Thursday, October 18, 2012

Hank calls this book a "curious hybrid of police procedural and horror," but likes it just the same.


Award-winning author Stephen M. Irwin returns with a thrilling, supernatural crime novel built around an intriguing question: What happens when every single person is haunted by a ghost only they can see?

Without warning, a boy in the middle of a city intersection sends Detective Oscar Mariani's car careening into a busy sidewalk. The scene is bedlam as every person becomes visited by something no one else can see. We are all haunted. Usually, the apparition is someone known: a lost relative, a lover, an enemy. But not always. For Oscar Mariani, the only secret that matters is the unknown ghost who now shares his every waking moment . . . and why.

The worldwide aftershock of what becomes known as "Gray Wednesday" is immediate and catastrophic, leaving governments barely functioning and economies devastated . . . but some things don't change. When Detective Mariani discovers the grisly remains of an anonymous murder victim in the city sewage system, his investigation will pit him against a corrupt police department and a murky cabal conspiring for power in the new world order.
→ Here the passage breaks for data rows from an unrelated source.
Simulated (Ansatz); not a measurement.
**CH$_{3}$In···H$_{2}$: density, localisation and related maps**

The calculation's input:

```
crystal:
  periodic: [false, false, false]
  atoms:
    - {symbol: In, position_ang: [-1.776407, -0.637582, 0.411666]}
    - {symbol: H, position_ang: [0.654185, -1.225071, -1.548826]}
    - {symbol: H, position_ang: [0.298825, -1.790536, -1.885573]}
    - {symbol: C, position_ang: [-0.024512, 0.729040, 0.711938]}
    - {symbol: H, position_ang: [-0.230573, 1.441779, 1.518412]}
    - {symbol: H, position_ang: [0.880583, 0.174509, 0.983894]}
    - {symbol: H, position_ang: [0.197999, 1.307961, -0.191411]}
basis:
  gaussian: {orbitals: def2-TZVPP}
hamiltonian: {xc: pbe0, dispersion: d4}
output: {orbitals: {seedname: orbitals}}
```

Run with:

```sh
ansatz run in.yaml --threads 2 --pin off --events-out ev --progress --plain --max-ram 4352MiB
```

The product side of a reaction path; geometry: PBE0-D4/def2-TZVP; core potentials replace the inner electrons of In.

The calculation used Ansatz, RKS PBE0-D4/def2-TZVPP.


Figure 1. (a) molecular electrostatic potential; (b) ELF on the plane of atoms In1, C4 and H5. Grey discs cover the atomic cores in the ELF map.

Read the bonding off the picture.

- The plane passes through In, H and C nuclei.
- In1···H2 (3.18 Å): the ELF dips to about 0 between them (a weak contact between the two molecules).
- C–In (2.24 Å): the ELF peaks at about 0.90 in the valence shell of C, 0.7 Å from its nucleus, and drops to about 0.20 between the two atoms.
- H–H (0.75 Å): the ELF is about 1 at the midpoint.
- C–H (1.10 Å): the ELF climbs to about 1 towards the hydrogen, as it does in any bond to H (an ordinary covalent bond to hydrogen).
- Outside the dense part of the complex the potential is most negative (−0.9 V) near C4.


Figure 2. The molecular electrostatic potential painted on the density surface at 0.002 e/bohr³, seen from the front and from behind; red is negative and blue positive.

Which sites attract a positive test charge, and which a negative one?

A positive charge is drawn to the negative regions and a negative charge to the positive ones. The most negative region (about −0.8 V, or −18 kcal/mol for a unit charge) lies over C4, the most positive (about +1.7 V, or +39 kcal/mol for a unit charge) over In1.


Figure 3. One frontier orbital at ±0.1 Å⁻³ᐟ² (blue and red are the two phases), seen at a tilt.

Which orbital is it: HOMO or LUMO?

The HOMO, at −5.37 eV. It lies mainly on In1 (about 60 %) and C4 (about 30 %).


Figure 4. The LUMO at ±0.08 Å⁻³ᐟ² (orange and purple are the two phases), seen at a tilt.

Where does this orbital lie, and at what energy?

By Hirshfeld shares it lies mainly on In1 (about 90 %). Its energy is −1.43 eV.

Stephen M. Irwin has created an unforgettable crime novel and an intense, textured vision of the near-future. The Broken Ones is the riveting search for hope in the darkest corners of the imagination.


Hank says:
"Stephen Irwin's second novel is a curious hybrid of police procedural and horror. It takes place three years after... something happened, the cause of which is never explained or explored. The result is that each person on earth becomes haunted by one specific, omnipresent ghost, which no one else can see. The world becomes a very different, chaotic place in which the story is set.
 

Detective Oscar Mariani is haunted by a boy he does not know, which is unusual in the new world order. Resisting departmental politics, he investigates a grisly, ritualistic killing, which soon becomes serial. Constantly accompanied by the boy, he follows numerous twists and turns, discovering evidence of an ancient force that seems to be the motivation, if not the agent, of the murders. Without giving away any spoilers, the many threads of the story are drawn together to a satisfying conclusion--even if we never learn what made the ghosts appear to begin with.

I would not say
The Broken Ones is as pitch-perfect as Irwin's first book The Dead Path (pick up a copy if you haven't read it!), but it is far from being an example of sophomore slump, and I hope he will continue writing convincing horror that succeeds in large part because of his understatement and restraint."